It’s not time to uncork the champagne just yet.
Last Thursday night, the Pennsylvania House of Representatives approved a bill that would allow the private sector to sell wine and spirits in the commonwealth, the first time such a measure has made it through either house of the Legislature since Prohibition was consigned to history’s dustbin 80 years ago. Under the House bill, the 600 state stores that dot the landscape between Philadelphia and our neck of the woods would be phased out, beer and wine would be sold in grocery stores and beer distributors would have the first crack at over 1,000 licenses to sell wine and spirits.
However, anyone champing at the bit to buy some wine for dinner at the same time and in the same location where they purchase a steak or salad fixings – imagine that convenience! – had best hold their horses. Put through the House at a hare’s pace, things appear likely to slow to tortoise levels in the state Senate. Dominic Pileggi, the Senate’s majority leader, told the Associated Press that hearings on the House bill would happen sometime in the next month or two. It might not even reach the floor of the Senate, if indeed it does at all, until December.

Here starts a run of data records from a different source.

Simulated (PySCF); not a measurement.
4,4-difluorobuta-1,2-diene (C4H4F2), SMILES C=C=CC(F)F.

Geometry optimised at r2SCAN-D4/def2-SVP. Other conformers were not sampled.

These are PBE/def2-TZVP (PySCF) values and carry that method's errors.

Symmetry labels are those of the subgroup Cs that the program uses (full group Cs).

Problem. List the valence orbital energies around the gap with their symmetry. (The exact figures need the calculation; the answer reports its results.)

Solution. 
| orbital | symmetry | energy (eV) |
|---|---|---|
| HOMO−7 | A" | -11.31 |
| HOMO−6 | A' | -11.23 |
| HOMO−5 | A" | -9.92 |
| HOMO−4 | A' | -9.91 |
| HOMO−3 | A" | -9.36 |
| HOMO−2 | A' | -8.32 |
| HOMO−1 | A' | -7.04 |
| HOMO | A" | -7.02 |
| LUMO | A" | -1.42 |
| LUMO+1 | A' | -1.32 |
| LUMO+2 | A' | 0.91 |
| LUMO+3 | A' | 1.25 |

And perhaps the greater question is not so much when but what form a Senate bill would take. State Sen. Chuck McIlhinney, chairman of the committee that oversees the Pennsylvania Liquor Control Board, has said that he would have voted against the House bill and that he supports “relaxing” the sale of wine and spirits in the state by allowing beer retailers to sell wine and spirits, opening state stores on Sunday and making it easier for customers to order wine over the Internet. He believes the House measure goes too far and that we can’t “blow up” the current system overnight.
In other words, McIlhinney is advocating something akin to “perestroika” for state stores, pushing for reforms to an ossified, anachronistic system just as Mikhail Gorbachev did for the Soviet Union in the late 1980s. And while we’re certainly not comparing having to drive to a separate store to buy a bottle of Mogen David or Manischewitz to totalitarian communism, with its oppression, censorship and gulags, McIlhinney and his compatriots are advocating half-measures when what is needed is a wholesale change so that Pennsylvania can, at long last, become like Ohio, West Virginia, New York, Maryland and, well, just about every other state in the union that allows adults to buy alcohol without having to fly through the hoops and leap over the hurdles that we do here.
House approval was mostly along party lines, with all but four Republicans supporting the bill and Democrats forming a solid bloc in opposition. State Rep. Brandon Neuman remarked that “It’s not easy to change something we’ve been doing for 80 years,” while Rep. Pete Daley decried it in full populist throat, saying it would amount to “walloping workers while catering to wealthy corporate interests.” But it should be noted that businesses would get tax credits if they hire employees thrown out of work if state stores are done away with and civil service preferences would remain in place for those laid off, which is a better deal than many downsized workers receive.
So while the House’s support for privatizing liquor sales in Pennsylvania isn’t exactly taking a sledgehammer to the Berlin Wall, it does represent a measure of progress. House members who voted for the bill deserve kudos, as does Gov. Tom Corbett, who has forcefully advocated privatization, just like his Republican predecessors Richard Thornburgh and Tom Ridge. But, unlike them, Corbett was able to see a bill make it through at least one house of the Legislature on his watch.